HONG KONG • Casinos in Macau, the world's biggest gambling hub, are poised for the first decline in annual gaming revenue since 2016 and next year may not be much better as China's economy slows and rising Asian hot spots such as Vietnam lure high-rollers.
Macau, which celebrates the 20th anniversary of its handover from Portugal this month, is facing its biggest challenges since a Chinese government crackdown on corruption five years ago.
The enclave, relied on by operators including Las Vegas Sands, MGM Resorts International and Wynn Resorts for the bulk of their revenue, will find it difficult to return to the double-digit growth of the past.
"All of the juice has been squeezed out of the orange," said Mr David Bonnet, a contributing analyst at Bloomberg Intelligence. "Macau is starting to resemble more mature competitive markets such as Las Vegas and Atlantic City."
Analysts forecast on average that Macau's gaming revenue will swing from 14 per cent growth last year to a decline of 3 per cent this year. They predict an improvement of 3 per cent next year.
A Bloomberg Intelligence index of Macau casino operators has dropped 20 per cent from a peak in late April. It fell as much as 0.9 per cent yesterday.
The industry went into 2019 expecting a difficult year as the US-China trade spat weighed on China's economy. Although hopes were raised in April for a second-half recovery, the rest of the year presented one setback after another, including the protests in Hong Kong that have slowed the number of tourists to Macau.

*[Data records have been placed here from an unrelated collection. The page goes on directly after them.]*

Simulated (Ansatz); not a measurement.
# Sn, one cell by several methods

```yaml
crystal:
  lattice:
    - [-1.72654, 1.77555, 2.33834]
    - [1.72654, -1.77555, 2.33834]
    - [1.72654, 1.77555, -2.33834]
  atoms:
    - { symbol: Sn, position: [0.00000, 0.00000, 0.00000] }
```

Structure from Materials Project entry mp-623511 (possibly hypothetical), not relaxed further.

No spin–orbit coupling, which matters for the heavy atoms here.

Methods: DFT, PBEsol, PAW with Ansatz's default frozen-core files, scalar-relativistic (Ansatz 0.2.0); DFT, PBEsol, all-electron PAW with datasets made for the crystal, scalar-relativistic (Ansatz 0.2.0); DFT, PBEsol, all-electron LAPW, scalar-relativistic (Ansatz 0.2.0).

One of the biggest blows was the absence of high-rollers, or VIP gamblers. Macau, the only place in China where casinos are legal, has made its money for decades on a few thousand rich gamblers. That group is now more likely to place their bets on emerging gaming hubs in South-east Asia, as junket operators - middlemen who extend credit to wealthy gamblers - shift to those places.
The biggest, Suncity Group Holdings, is set to open a Vietnam resort in the first quarter, the launch of which "could result in the redirection of a material chunk of VIP play from Macau", said Union Gaming analyst Grant Govertsen.
The resorts in regional hubs "will be stunning," said Mr Ben Lee, a Macau-based managing partner at Asian gaming consultancy IGamiX.
One of the biggest threats may come from Japan, which is likely to emerge as Asia's second-largest gaming hub after a landmark Bill legalising casinos was approved last year. All six Macau operators have expressed interest in setting up a resort in Japan, which has the potential to see gross gaming revenue reach US$20 billion (S$27.2 billion) annually, brokerage CLSA predicts.
Casinos are racing to build bigger and flashier resorts to offer more options. Not only will that help replace weaker VIP revenue, it will also keep the casinos aligned with Macau's guidelines for providing more family-friendly attractions.
Las Vegas Sands is building more rooms designed for tourists as part of its renovation and rebranding of the Londoner resort. Wynn Resorts recently unveiled a US$2.8 billion non-gaming project in Macau, including a theatre, art gallery, food pavilion and gardens.
Mr Robert Goldstein, president of Las Vegas Sands, said China's middle class can still power Macau growth in the years ahead.
"The investment proposition in Macau, going back to the beginning, was always one billion or so people at your doorstep," he said in a conference call. "We've always believed that the engine here would be, and should be, all those people across the border."